I am tring to find the variance of the integral $I=\int_0^T B_t^2 dt$.
I have found that $\mathbb{E}[I] = \int_0^T \mathbb{E}[B_t^2] dt = \frac{T^2}{2}$.
Since $\mathbb{E}[I^2] = \mathbb{E}[\int_0^T \int_0^T B_t^2 B_s^2 \ dt\ ds] = \int_0^T \int_0^T \mathbb{E}[B_t^2 B_s^2] \ dt \ ds$, I want to know the value of $\mathbb{E}\left[B_t^2 B_s^2\right]$.

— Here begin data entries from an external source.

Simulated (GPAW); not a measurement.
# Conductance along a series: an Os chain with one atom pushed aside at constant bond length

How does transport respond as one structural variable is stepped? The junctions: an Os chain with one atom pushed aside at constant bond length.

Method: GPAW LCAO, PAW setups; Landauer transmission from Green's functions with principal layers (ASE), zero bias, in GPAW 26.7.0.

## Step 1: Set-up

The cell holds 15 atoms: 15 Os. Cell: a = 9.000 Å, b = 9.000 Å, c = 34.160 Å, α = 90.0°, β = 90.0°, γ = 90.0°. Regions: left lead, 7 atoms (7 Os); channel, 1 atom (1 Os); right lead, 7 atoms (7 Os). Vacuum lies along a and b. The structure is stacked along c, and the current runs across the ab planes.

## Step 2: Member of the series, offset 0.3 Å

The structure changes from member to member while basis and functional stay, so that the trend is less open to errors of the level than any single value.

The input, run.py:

For $s<t$ we have $EB_t^{2}B_s^{2}=E((B_t-B_s)+B_s)^{2}B_s^{2}=E((B_t-B_s))^{2}B_s^{2}+EB_s^{4}$ since $E((B_t-B_s)B_s)B_s^{2}E((B_t-B_s)) EB_s^{3}=0$. So $EB_t^{2}B_s^{2}=E((B_t-B_s))^{2}EB_s^{2}+EB_s^{4}=(t-s) s+EB_s^{4}$. $EB_s^{4}=s^{2}m_4$ where $m_4$ is the 4th moment of the standard normal distribution.